In South Australia, the Tesla battery at Hornsdale Power Reserve was paid AU $1,000/MWh to absorb excess electricity from the power grid on Saturday 13 January.
The facility, which holds the largest megawatt rating for any grid-connected battery installation in the world, was famously constructed in less than two months after a contract signature on 29 September.
Musk had promised Australian authorities the project would be complete in 100 days or the project would be free.
It was activated 1 December 2017.
South Australia had needed to strengthen its electricity infrastructure after a September 2016 storm caused a state-wide blackout.
The batteries built by Tesla will charge up during periods when the wind farm is producing excess energy, then supply extra power during periods of extra demand.

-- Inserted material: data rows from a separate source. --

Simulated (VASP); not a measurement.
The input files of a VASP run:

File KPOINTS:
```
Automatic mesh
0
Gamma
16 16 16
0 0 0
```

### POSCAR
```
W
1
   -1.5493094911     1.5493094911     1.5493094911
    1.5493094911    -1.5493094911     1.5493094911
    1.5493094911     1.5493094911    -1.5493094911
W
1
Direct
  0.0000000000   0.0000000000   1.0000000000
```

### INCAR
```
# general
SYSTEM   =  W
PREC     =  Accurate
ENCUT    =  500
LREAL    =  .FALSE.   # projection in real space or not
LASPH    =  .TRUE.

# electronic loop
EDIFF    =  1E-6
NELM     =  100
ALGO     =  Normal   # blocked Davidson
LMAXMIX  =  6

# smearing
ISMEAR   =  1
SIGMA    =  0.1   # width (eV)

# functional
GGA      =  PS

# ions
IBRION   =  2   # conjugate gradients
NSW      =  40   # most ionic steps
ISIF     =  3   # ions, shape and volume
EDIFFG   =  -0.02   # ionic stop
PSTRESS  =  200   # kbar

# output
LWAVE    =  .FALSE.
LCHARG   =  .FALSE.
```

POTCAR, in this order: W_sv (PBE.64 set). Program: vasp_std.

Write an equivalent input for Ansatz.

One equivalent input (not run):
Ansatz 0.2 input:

Electrek reports that, starting around 12pm on Saturday till around 4pm, the battery was paid.
The publication estimates that the battery may have been paid around £38,000 during this period of time:
“The Tesla built battery was in ‘Load’ (charging) mode, while electricity was negatively priced, for at least 194 minutes. During that period the battery was accepting power at rates between 15-26MW, for varying time periods.
Roughly, during the four-hour period, the battery system absorbed greater than 66MWh of energy, which would be equal to at least AU$66,339 in revenue – and potentially up to $76,153.”
The reason energy prices go negative is because network operators have to keep supply and demand in balance all the time. Power plants sometimes disconnect themselves from the grid if this situation occurs.
If they don’t equipment can get damaged; negative prices are a way to indicate that there is too much supply, allowing others to take it to then sell on at a later date – this helps keep equilibrium.
This event, where Tesla appears to have made a fair bit of money, is a prime example.